For the game tree above, we begin by finding the expected values for each of the random pairs at the right-hand side of the tree. From top to bottom, they are: (2.5,2.5), (1,1.75), (3,3.33), (4.5,3). We then consider which choices B will make for either of the two situations she may find herself in. If A has picked the top path (meaning the first two pairs are the possible outcomes), B will choose the top path as well, because her expected value there is 2.5, compared to 1.75 on the lower path. If A chooses the bottom path (so the last two pairs are the possible outcomes), B will choose the top, because she prefers the expected value of 3.33 to 3. Now that A knows what B’s choices will be, he looks at the outcomes of his decisions. If he chooses top, B will choose top, meaning he will have an expected value of 2.5. If he chooses bottom, B will choose top and he will have an expected value of 3. Therefore, he will choose bottom, because he prefers the expected value of 3. The expected game path is shown below.
Even though we have used expected value, it is important to realise that we could have evaluated the desirability of a random event occurring in any way we wanted. For example, A may be incredibly pessimistic. If this is the case, he would make decisions based on the lowest value he could receive from a random event, rather than the expected value. Likewise, B might want to bias her decision-making to get bigger rewards and care less about risk. In this case, she could evaluate nodes using the outcomes squared times their associated probabilities. None of these approaches are more ‘right’ than any others. In fact, even though expected value may seem like the obvious choice to a mathematician, real people will rarely use it. The lottery has a negative expected value but people still play it, because they have subjectively evaluated that the possibility of winning is more important to them than the money they spend on tickets. The best way to deal with this variability is to think of the way the players deal with risk as part of the game set-up, in the same sort of way as you would consider the final scores as part of the game set-up, much as we have done here.
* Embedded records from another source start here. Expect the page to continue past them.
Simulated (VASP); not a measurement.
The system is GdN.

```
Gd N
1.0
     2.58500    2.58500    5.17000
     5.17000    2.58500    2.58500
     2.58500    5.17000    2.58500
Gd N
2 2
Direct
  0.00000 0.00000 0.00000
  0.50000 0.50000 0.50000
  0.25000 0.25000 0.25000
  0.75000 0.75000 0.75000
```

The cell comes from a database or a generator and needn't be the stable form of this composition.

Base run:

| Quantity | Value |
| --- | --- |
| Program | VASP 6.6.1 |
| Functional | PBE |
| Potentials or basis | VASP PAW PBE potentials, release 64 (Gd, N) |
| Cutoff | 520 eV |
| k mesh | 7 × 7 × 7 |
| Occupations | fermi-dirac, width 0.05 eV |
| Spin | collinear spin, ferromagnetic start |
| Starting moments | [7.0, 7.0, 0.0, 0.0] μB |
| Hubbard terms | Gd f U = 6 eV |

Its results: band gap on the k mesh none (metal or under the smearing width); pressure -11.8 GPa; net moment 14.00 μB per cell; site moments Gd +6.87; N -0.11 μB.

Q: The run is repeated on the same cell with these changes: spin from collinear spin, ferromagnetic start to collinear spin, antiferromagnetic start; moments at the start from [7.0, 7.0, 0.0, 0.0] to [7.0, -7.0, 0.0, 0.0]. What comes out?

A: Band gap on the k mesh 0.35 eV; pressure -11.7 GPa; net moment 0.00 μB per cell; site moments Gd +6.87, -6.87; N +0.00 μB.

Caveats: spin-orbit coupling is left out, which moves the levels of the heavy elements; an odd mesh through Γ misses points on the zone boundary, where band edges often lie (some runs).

But what about games which can’t be written as game trees? This happens when we make the transition from sequential to simultaneous turns. Take the common childhood game rock, paper, scissors. In this game, the two players chant ‘rock, paper, scissors’ and then both present one of the three in the form of a hand signal. Rock beats scissors, scissors beat paper, paper beats rock and all three tie with themselves. The players choose which they will pick during the chant, without knowing what the other will do, and victory is more or less a matter of chance. This means that any simultaneous turn game is also an imperfect knowledge game, because the players do not know for sure what the others will do.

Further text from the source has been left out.